Elise Stefanik’s vendetta against Harvard isn’t about antisemitism; it’s political — and personal
In a recent statement, Elise Stefanik, the third most powerful Republican in the US House of Representatives, broadened her frontal attack on Harvard University by decrying the appointment of professor Derek Penslar as cochair of the university’s Antisemitism Task Force. She condemned his appointment because Penslar, the William Lee Frost Professor of Jewish History, she claimed, is
“known for his despicable antisemitic views and statements.”
Stefanik has been on a vendetta against Harvard since she was ousted from an advisory committee of the Kennedy School’s Institute of Politics for defending former president Donald Trump’s baseless claims of election fraud in 2020. In reality, she is more interested in waging a cultural battle against academia than fighting antisemitism.

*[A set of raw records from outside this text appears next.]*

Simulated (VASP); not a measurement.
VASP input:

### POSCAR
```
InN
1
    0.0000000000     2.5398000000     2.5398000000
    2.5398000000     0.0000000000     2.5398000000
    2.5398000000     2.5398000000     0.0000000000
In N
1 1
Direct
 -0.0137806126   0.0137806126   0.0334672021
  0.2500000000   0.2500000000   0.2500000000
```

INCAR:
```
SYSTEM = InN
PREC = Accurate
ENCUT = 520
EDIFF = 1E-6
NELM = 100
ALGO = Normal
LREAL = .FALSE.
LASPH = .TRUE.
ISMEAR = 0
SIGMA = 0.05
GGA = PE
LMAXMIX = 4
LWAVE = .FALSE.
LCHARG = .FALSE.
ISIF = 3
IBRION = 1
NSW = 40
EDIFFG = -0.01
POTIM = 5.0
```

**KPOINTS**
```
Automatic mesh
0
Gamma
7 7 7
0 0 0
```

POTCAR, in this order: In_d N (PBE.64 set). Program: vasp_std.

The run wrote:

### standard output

Stefanik has been joined not only by some of the usual suspects, like editorialists in The Wall Street Journal and hedge fund billionaires, but also by former Harvard president Lawrence Summers and Abraham Foxman, the former director of the Anti-Defamation League. Some critics have absurdly accused Penslar of helping “make the world safe for antisemitism” or misinterpreted his scholarship to suggest his views are defamatory to Israel and the Jewish people.
None of these detractors appear to have heard that the American Academy for Jewish Research — the most prestigious body of Jewish studies scholars in the country — endorsed the choice of Penslar, stating it is “precisely this kind of expertise that is needed in the current moment.” So too did the Association of Israel Studies, which recently recognized him with a lifetime achievement award.
These are the facts: Penslar is recognized as one of the finest historians of Jews in the world today, especially in the history of Zionism and Israel. His primary antisemitic “sin,” according to his prominent critics, was to join hundreds of colleagues on a petition in August called “The Elephant in the Room,” which called for the pro-democracy protests against the Netanyahu government to stop ignoring Israel’s failure to address the Palestinian issue in a just manner. In particular, critics object to its use of the claim, quoting Israeli legal experts and most major human rights groups, that Palestinians
in the West Bank “live under a regime of apartheid.” However, it did not endorse this politically wrought label on Israel itself. Using the label on Israel could suggest that the entire enterprise is illegitimate (like the apartheid regime in South Africa).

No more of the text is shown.